Embarked - There are two records where the port that the passenger embarked from is missing. These are simply filled in as the most common port (Southampton). Also, the three departure ports in Europe are encoded into dummy variables.
Dropped Fields - The fields ‘Name’, ‘PassengerId’, ‘Ticket’, ‘Cabin’ are all dropped because they are not particularly predictive. Several published solutions do increase accuracy by using these fields. However, to keep this example relatively simple we will not use them.
Crossvalidation - The data are split into a training set and validation set. The model is trained using the training set and evaluated using the validation set. This gives a better indication of how accurate the model is by evaluating it on data that it had not seen during training.
The first language provided is Python 3.x. Python is a general purpose programming language that is widely used both by data scientists and software developers alike.
The first section simply imports the needed libraries and defines a convenience function that will encode dummy variables. Pandas is used for all data preprocessing.
Next, we load the data set CSV and perform the preprocessing. Male and female are converted to 1 and 0. Some of the languages have a categorical type and do not require this conversion. Embarked is encoded to dummies and missing values are filled in.
Next, the data are setup for the logistic regression. Python requires that the predictors (x) be separated from the target (y). The target is whether the person survived or not. The predictors are all of the other values used to determine survival. Some languages will allow us to keep the predictors and target together. We also split the training and validation sets.
Next we setup the Logistic regression classifier and fit the model to the training set.
Finally, we evaluate the accuracy of the model by having it predict the validation set.
R and Python are the two heavyweights of open source data science. According to KDDNuggets, R is the most popular programming language for data science – but it is pretty close. R does win the award for the shortest program in this article. The small size of the R source code is a result of several sets that R handles for you.

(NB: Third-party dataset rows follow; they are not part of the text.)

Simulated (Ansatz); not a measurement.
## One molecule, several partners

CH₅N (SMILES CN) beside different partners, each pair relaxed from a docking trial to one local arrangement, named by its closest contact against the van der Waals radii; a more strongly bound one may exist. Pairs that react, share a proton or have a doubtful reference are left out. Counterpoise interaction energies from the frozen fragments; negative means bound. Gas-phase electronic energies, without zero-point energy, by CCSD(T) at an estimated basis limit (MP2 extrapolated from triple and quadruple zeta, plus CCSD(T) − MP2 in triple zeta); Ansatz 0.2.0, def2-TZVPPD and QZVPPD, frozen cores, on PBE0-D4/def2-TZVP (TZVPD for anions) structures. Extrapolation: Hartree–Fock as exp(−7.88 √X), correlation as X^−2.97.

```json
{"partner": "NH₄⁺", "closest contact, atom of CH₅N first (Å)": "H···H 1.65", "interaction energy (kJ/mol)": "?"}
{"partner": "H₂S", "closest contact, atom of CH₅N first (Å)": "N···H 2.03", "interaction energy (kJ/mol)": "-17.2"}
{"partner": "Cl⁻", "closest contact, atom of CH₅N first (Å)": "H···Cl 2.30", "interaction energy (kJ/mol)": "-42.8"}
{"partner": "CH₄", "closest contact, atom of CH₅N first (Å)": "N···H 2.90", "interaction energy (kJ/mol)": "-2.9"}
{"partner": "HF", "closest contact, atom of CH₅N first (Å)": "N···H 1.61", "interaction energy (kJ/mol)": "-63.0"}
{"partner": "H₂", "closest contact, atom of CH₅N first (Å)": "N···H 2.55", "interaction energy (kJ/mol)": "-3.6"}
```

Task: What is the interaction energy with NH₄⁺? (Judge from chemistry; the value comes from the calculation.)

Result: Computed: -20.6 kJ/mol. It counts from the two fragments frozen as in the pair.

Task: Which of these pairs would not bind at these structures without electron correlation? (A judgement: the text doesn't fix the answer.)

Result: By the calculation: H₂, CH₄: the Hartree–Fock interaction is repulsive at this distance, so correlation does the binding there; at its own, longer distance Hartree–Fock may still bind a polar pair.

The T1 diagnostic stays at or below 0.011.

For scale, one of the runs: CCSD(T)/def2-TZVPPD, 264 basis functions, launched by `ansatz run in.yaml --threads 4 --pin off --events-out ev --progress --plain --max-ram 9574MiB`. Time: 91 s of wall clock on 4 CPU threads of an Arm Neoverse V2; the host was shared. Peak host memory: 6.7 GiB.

The first section loads the data file and preprocesses the code.
You will notice that unlike Python, R allows the x and y values to remain in the same dataframe. Additionally, there is no need to encode sex or embarked, because R loaded these values as factors (categoricals) and they are automatically encoded.
Next the training and validation sets are split.
The Logistic regression model is created. R allows more of the GLM inner-workings to be specified than Python. Below you can see that we specify both the family (binomial, which means there are two outputs). Additionally, the link function is the logit, or logistic function.
The predictions are made. These predictions are all probabilities of survival. The round function ensures that any prediction >0.5 is treated as survival. Finally, the accuracy is calculated and displayed.
MATLAB is a commercial programming language that is favored by many areas of academia and industry. My primary exposure to MATLAB was in academia. I used MATLAB for several classes as an undergraduate. My phd advisor used MATLAB for many of his projects. The free programming language Octave is somewhat compatible with MATLAB.
In MATLAB, everything is a matrix. A single integer is just a matrix of height and width of 1. Semicolons tell MATLAB if you want the return value printed. A semicolon will suppress output to the console of the return value of a function. Julia makes similar use of the semicolon.
Like the previous examples, the first step is to load and preprocess the data. MATLAB does have a categorical type, and we use it for both Embarked and Sex. However, we will still need to encode these values. Unlike R, dummy variables are not automatically created for us.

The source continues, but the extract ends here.